1:00 pm to 12:00 am
Event Location: NSH 1305
Abstract: Extracting a rich representation of an environment from visual sensor readings can benefit many tasks in robotics, e.g., path planning, mapping, and object manipulation. While important progress has been made, it remains a difficult problem to effectively parse entire scenes, i.e., to recognize semantic objects, man-made structures, and landforms. This process requires not only recognizing individual entities but also understanding the contextual relations among them.
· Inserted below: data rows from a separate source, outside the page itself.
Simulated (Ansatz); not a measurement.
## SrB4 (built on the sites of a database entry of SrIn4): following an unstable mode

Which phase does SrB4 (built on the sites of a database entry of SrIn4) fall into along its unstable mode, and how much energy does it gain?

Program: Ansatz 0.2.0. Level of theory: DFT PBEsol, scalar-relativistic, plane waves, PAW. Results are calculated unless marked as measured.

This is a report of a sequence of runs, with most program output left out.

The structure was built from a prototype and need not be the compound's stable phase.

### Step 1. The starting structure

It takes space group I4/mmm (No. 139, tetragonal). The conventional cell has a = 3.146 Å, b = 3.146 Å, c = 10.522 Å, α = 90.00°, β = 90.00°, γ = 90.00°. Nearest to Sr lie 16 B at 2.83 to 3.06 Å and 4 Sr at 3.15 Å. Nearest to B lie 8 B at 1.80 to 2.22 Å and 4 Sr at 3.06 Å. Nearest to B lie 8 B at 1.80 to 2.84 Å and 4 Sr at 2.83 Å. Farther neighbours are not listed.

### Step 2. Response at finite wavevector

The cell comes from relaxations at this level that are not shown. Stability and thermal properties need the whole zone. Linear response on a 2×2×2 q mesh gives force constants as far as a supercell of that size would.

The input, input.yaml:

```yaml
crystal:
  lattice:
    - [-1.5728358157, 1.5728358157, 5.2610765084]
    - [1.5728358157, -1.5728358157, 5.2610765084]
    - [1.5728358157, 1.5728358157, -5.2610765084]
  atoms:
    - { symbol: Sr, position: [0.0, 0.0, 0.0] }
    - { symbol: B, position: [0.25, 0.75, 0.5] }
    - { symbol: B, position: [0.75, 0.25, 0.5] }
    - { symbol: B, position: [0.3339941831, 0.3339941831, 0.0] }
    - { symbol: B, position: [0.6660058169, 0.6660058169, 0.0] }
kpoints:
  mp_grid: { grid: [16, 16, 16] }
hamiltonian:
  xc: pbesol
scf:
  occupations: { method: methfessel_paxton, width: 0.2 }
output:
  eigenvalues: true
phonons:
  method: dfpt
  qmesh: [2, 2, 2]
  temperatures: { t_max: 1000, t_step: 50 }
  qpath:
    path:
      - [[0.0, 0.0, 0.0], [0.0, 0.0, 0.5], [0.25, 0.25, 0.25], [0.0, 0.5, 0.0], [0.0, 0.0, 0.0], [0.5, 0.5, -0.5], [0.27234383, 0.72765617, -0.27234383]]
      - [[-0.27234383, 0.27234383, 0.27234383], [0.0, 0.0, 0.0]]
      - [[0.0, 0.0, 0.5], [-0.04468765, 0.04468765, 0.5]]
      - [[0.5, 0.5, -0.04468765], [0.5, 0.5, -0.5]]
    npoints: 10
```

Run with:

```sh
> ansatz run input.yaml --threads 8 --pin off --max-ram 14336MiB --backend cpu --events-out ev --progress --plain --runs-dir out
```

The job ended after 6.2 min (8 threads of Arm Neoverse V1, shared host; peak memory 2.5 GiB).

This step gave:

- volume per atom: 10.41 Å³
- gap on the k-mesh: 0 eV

The prevalent approach to encode such relationships is to use a joint probabilistic or energy-based model which enables one to naturally write down these interactions. Unfortunately, performing exact inference over these expressive models is often intractable and instead we can only approximate the solutions. While there exists a set of sophisticated approximate inference techniques to choose from, the combination of learning and approximate inference for these expressive models is still poorly understood in theory and limited in practice. Furthermore, using approximate inference on any learned model often leads to suboptimal predictions due to the inherent approximations.
As we ultimately care about predicting the correct labeling of a scene, and not necessarily learning a joint model of the data, this work proposes to instead view the approximate inference process as a modular procedure that is directly trained in order to produce a correct labeling of the scene. Inspired by early hierarchical models in the computer vision literature for scene parsing, the proposed inference procedure is structured to incorporate both feature descriptors and contextual cues computed at multiple resolutions within the scene. We demonstrate that this inference machine framework for parsing scenes via iterated predictions offers the best of both worlds: state-of-the-art classification accuracy and computational efficiency when processing images and/or unorganized 3-D point clouds. Additionally, we address critical problems that arise in practice when parsing scenes on board real-world systems: integrating data from multiple sensor modalities and efficiently processing data that is continuously streaming from the sensors.
Committee:J. Andrew Bagnell, Co-chair
Martial Hebert, Co-chair
Takeo Kanade
Yann LeCun, New York University